At first, Souter’s eccentricities drew more notice around the Court than his jurisprudence. Fifty-two years old and a lifelong bachelor, he had the habits of a gentleman from another century. During the day, he would leave the lights off in his office and maneuver his chair around the room, reading briefs by the sun. He ate the same thing for lunch every day: an entire apple, including the core and seeds, with a cup of yogurt. When the justices sat together in their dining room, the two items would be delivered to Souter on the same fine china that served his colleagues; Souter was familiar with Coca-Cola, but he had never heard of a beverage that several of the other justices favored—Diet Coke. Souter did all his writing by fountain pen. Perhaps the best-known fact about the new justice was that when Warren Rudman, the New Hampshire senator who was Souter’s friend and patron, gave Souter his first television set, he apparently never plugged it in. By the end of Souter’s first term, there was some sentiment around the Court that he was overwhelmed by his new job. Souter almost said as much in his customary first interview with the Court’s in-house publication, the
Docket Sheet
. “I really see myself less as working than as trying to keep from being inundated by the flow of things to be done,” he said. “Somebody used the phrase that coming here is like walking through a tidal wave, and it is.”
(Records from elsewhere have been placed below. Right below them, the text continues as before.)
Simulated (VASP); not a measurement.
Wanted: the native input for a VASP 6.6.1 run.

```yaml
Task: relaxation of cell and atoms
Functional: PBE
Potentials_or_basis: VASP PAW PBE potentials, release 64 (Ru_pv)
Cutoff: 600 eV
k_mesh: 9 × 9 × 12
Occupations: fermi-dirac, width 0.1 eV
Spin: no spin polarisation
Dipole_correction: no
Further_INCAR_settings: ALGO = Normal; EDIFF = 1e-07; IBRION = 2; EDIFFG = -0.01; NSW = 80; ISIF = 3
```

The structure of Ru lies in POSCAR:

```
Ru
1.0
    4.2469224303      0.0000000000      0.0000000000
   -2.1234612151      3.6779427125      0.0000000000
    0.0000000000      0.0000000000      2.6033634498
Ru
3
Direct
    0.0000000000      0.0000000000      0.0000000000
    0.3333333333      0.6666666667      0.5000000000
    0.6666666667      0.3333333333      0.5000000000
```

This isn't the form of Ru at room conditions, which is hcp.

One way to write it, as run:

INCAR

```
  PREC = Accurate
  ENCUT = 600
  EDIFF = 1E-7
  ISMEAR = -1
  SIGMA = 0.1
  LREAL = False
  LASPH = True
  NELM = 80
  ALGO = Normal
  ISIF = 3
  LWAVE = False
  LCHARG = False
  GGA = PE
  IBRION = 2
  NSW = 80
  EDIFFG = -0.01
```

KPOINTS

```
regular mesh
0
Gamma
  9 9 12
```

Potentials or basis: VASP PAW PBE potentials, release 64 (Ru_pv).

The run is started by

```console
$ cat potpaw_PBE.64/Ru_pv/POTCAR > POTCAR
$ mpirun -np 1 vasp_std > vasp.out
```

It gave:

When the term ended in June 1991, Souter did not so much leave Washington as flee. He returned to the converted farmhouse in Weare, New Hampshire, that had been his grandparents’ home and where he had grown up. (Contrary to rumor, Souter did not live with his mother; she had moved elsewhere.) The swirl of events leading to his appointment had deprived him of the time to think about the magnitude of the task before him. In a letter declining an invitation from Blackmun to join him on his annual summer trip to Aspen, Souter wrote, “I have wanted as much as possible to be alone to come to terms in my own heart with what has been happening to me…. I have also felt the need to engage in some reading and thinking about matters that will be coming before the Court.” He wanted his summers, he wrote later, “wholly free for…self-education. I need some period of the year when I can make a close approach to solitude.”

When Souter returned the following fall for his second term—the year of
Casey
—it became clear both that he had been underestimated in Washington and that he brought a distinctive judicial philosophy to the bench. For most of the twentieth century, the political left and right had their clear judicial analogues on the Supreme Court. In rough terms, William Brennan and his allies used the Constitution as a vehicle for liberal change—to build a society with greater freedom and equality. On the other side, Rehnquist and Scalia generally put forth the view that courts should defer to political majorities and legislators and interpret the Constitution in line with the original intent of the framers. There was, however, a third tradition in American law, which was less familiar to the public because, unlike the others, it did not neatly reflect the division between the Democratic and Republican parties. But it was to this third tradition that David Souter belonged.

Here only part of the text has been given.